An asymmetrical arrangement of photographs sets the tone to the misleading nature of the works gathered in this exhibition. These are images of empty scenes captured in overcrowded cities and streets such as Tokyo and São Paulo; a remote Shinto cemetery that acts as post-industrial landscapes; snapshots of unsightly scenographic landscapes that emulate other landscapes; architectural details of Kyoto at night, inhabited only by different light situations; temples and religious objects de-signified from what their shapes, colours, and disposition in space might enunciate.

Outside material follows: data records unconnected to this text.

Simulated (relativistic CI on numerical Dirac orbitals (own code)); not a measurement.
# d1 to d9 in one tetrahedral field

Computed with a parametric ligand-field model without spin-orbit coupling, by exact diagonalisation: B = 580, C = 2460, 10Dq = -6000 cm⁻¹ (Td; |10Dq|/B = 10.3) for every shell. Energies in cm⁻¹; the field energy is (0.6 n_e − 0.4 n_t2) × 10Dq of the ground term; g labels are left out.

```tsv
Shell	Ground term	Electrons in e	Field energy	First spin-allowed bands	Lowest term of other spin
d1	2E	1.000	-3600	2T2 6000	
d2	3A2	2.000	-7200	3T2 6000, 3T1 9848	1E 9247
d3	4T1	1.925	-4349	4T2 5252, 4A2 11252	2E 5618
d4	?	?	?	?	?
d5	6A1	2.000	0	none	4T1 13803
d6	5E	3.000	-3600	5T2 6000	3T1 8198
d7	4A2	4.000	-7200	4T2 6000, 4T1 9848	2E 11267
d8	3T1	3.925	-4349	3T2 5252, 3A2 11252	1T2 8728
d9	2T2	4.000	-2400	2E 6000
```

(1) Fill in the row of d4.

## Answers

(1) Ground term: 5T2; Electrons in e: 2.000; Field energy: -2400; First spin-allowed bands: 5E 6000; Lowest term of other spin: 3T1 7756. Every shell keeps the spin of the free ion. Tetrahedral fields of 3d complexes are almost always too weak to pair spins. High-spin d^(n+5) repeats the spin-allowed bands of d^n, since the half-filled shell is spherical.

The meticulous ambiance, created by the relationships that the objects spill and interweave into the space, is a process dear to João GG's works, in which the deliberate production of cracks, wear and grooves (Wicked Game, 2019) equates to resin surfaces and energetic lighting experiments. Discontinuous excerpts from potentially familiar sounds, but unlikely to be recognized, reinforce the creation of a fictional environment, albeit referenced in retraceable origins, in a strong flirtation with the aesthetics of window dressing and advertising language.
Roughness and smoothness, figure and background, vertical and horizontal lines, heat and cold, and the juxtaposition of textures and colours, among other pairs of complementary opposites, bring out from João GG's objects dramatic and sensory effects. As if opposite poles, when brought together, attempted to define all possibilities of intermediate hues and retroactive tastes of matter.